"GOT", but the "O" is a cute, smiling pufferfish. Index | Thread | Search

From:
Stefan Sperling <stsp@stsp.name>
Subject:
Re: gotd: wait asynchronously for child termination
To:
Omar Polo <op@omarpolo.com>
Cc:
gameoftrees@openbsd.org
Date:
Thu, 22 Jun 2023 17:13:38 +0200

Download raw body.

Thread
On Thu, Jun 22, 2023 at 04:53:14PM +0200, Omar Polo wrote:
> diff /home/op/w/got
> commit - 9b9bad55e7a411af3e01d9e4a86c127876184726
> path + /home/op/w/got
> blob - 39b1d2a54632934de2bfaf127e20f0b0f725f4c8
> file + gotd/gotd.c
> --- gotd/gotd.c
> +++ gotd/gotd.c
> @@ -80,7 +80,11 @@ struct gotd_child_proc {
>  	char				 repo_path[PATH_MAX];
>  	int				 pipe[2];
>  	struct gotd_imsgev		 iev;
> +	struct event			 tmo;
> +
> +	TAILQ_ENTRY(gotd_child_proc)	 procs;

By convention used so far, the above variable should be called 'entry'.

> -static void
>  proc_done(struct gotd_child_proc *proc)
>  {
> -	event_del(&proc->iev.ev);
> -	msgbuf_clear(&proc->iev.ibuf.w);
> -	close(proc->iev.ibuf.fd);
> -	kill_proc(proc, 0);
> -	wait_for_child(proc->pid);
> +	struct gotd_client *clt;

Could you rename 'clt' to 'client' as used elsewhere?

> +
> +	TAILQ_REMOVE(&procs, proc, procs);
> +
> +	clt = find_client_by_proc_fd(proc->iev.ibuf.fd);
> +	if (clt != NULL) {
> +		if (proc == clt->repo)
> +			clt->repo = NULL;
> +		if (proc == clt->auth)
> +			clt->auth = NULL;
> +		if (proc == clt->session)
> +			clt->session = NULL;
> +		disconnect_on_error(clt, got_error(GOT_ERR_PRIVSEP_DIED));

I believe this error might arrive at the client user's terminal, and
they would see "unprivileged process died unexpectedly", even in the
code path where the child process terminates normally.

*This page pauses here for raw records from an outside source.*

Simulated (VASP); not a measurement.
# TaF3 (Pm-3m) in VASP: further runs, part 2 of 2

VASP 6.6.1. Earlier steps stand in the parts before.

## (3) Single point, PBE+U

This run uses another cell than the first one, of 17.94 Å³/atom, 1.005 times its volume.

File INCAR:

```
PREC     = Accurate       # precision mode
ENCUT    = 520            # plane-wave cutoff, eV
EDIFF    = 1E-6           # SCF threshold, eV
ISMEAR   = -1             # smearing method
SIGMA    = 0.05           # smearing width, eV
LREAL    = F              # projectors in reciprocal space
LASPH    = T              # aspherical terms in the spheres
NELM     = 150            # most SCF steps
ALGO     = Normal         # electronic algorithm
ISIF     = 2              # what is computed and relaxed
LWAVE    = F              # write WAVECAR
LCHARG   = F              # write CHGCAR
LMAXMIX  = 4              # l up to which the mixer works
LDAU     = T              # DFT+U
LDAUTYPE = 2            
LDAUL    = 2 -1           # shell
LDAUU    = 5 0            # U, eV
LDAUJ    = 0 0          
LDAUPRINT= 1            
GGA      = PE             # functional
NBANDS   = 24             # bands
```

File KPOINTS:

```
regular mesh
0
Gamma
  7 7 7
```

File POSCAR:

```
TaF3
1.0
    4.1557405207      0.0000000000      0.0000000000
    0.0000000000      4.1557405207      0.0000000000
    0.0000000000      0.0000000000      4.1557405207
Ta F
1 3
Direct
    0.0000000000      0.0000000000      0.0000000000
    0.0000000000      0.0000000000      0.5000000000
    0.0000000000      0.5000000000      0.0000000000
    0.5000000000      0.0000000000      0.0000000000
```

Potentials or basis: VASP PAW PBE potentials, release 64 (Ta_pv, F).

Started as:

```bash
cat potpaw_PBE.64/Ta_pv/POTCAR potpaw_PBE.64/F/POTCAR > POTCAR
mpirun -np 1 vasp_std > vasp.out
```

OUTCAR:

I would suggest to either use GOT_ERR_EOF which will be logged but
not be sent to the user, or simply call disconnect() directly.

> @@ -745,6 +735,20 @@ kill_proc(struct gotd_child_proc *proc, int fatal)
>  static void
>  kill_proc(struct gotd_child_proc *proc, int fatal)
>  {
> +	struct timeval tv = { 5, 0 };
> +
> +	log_debug("kill -%d %d", fatal ? SIGKILL : SIGTERM, proc->pid);
> +
> +	if (proc->iev.ibuf.fd != -1) {
> +		event_del(&proc->iev.ev);
> +		msgbuf_clear(&proc->iev.ibuf.w);
> +		close(proc->iev.ibuf.fd);
> +		proc->iev.ibuf.fd = -1;
> +	}
> +
> +	if (!evtimer_pending(&proc->tmo, NULL))
> +		evtimer_add(&proc->tmo, &tv);
> +

The above check needs && !fatal, otherwise we will schedule the
timeout again after it has already fired to trigger kill -9.

>  static void
> +kill_proc_timeout(int fd, short ev, void *d)
> +{
> +	struct gotd_child_proc *proc = d;
> +
> +	log_warnx("wait timeout for PID %d terminated", proc->pid);
> +	kill_proc(proc, 1);

I would rephrase the above as something like:
  "timeout waiting for PID %d to terminate; retrying with force"

> +static struct gotd_child_proc *
> +find_proc_by_pid(pid_t pid)
> +{
> +	struct gotd_child_proc *proc;

Must initialize to NULL above, otherwise we return garbage below if no
PID matches.

> +
> +	TAILQ_FOREACH(proc, &procs, procs)
> +		if (proc->pid == pid)
> +			break;
> +
> +	return proc;
> +}

> @@ -1508,6 +1560,13 @@ start_listener(char *argv0, const char *confpath, int 
>  	if (proc == NULL)
>  		fatal("calloc");
>  
> +	TAILQ_INSERT_HEAD(&procs, proc, procs);
> +
> +	/*
> +	 * XXX start_listener is called before event_init() so can't
> +	 * initialize proc->tmo here.
> +	 */
> +
>  	proc->type = PROC_LISTEN;

I would remove the XXX, I suspect that not calling event_init() before
starting the listener was deliberate. At least I vaguely recall having
problems with forking and event_init().

Perhaps mention that the timeout will be initialized in main() instead?